To Thrive, Minneapolis Office Space Needs To Foster Connectivity (And Not Just The Digital Kind)
Minneapolis' office market is healthy, with Class-A space especially doing well. Class-A saw 130K SF of net absorption in the third quarter, according to Colliers International data, with the Minneapolis central business district accounting for 75% of that total.
But over the longer term, the health of the office market is more than just quarterly numbers, according to the speakers at Bisnow's recent Twin Cities Major Projects event. It is about getting office users to the region and keeping employees happy in their space once they are there.

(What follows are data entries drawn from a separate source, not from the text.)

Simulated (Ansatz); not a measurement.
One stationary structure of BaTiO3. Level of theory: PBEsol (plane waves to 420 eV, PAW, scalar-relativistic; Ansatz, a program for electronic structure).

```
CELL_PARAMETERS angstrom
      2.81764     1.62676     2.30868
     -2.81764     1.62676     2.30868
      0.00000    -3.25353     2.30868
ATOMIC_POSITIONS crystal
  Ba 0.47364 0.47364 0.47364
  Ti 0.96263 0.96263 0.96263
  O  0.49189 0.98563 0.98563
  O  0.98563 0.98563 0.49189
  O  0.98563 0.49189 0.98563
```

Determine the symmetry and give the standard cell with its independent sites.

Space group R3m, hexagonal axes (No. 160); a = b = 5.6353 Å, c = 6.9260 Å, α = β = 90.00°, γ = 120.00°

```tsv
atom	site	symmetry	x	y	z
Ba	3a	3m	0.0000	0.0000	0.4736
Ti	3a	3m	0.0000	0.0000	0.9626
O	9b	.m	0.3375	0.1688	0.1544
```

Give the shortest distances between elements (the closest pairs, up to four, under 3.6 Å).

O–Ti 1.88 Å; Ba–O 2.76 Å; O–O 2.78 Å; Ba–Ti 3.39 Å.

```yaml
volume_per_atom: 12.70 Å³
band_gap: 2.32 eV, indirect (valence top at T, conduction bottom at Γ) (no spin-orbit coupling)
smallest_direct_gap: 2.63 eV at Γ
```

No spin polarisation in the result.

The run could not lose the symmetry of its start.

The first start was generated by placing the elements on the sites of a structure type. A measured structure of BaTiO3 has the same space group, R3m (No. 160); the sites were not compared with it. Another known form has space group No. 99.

Gensler Managing Director Bill Baxley said experience is the new differentiator in the office market, because the new workplace is a moving target.
"Downsizing and flattening of organizations have caused companies to dissect how they work and to prioritize their needs," Baxley said. "Democratic and welcoming social spaces and connections to the outdoors are at the top of many tenants' lists."
Also, flexibility and agility are baseline strategies, with the tenant experience starting at the street, not just at the lease boundary.
"In Minneapolis, the connected network of building lobby 'living rooms’ and amenity floor co-working spaces connected to the outdoors is becoming a distinguishable feature of Downtown Minneapolis," Baxley said.
"Many companies are looking at the value of being close to the energy of the street, as well as being more horizontally organized — ‘everyone in one room’ — rather than being more vertically dispersed. The large floor plates of the Dayton's Project [the redevelopment of the former Dayton's department store building, which Gensler designed] are attractive to organizations looking to be in the center of town."
According to Ackerberg CEO Stuart Ackerberg, his company's MoZaic East is an example of placemaking. The development is complementary to the existing context, stepping down as it approaches the Midtown Greenway, while maintaining greenway access and creating strong pedestrian and bike connections along the northern edge of the site.
Also, its outdoor terraces are designed to enhance the interest of the architecture as well as its visual engagement to the surroundings, Ackerberg said.
Kraus-Anderson Construction Co. Executive Vice President Rich Jacobson said not only did his company recently move into its 100K SF headquarters in Downtown Minneapolis, but also that it will continue to be part of the Downtown environment.
"Particularly the East Side and Elliot Park," Jacobson said. "With our new Marriott hotel, Finnegan’s Brewery and the apartments on our block, we feel we're well-positioned not only for our own growth, but to be a strong member of the community well into the future."
Make It. MSP. Director Matt Lewis, whose organization promotes the attraction and retention of talent to the Minneapolis-St. Paul region, said events like the Super Bowl give the city the opportunity to connect with people on a global stage.
"It's a great opportunity for a 'first date' of sorts with talented people we’re hoping to attract to our community," Lewis said. "The process starts by listening to people — truly understanding their values, the things they're looking for in a community, and ways to deliver on it.
"We’ve interviewed and surveyed thousands of talented professionals in the Minneapolis-St. Paul region and across the country," Lewis said, and found a common denominator to be how deeply people want greater connectivity to other people and to their place, even in the face of increased digital connectedness.
"That connection is generally about finding the right person at the right time, whether to answer a question or enjoy shared interests with," Lewis said. "Efforts to facilitate meaningful connections among people are critical to our work to attract and retain talent in a specific office space, as well as the larger community."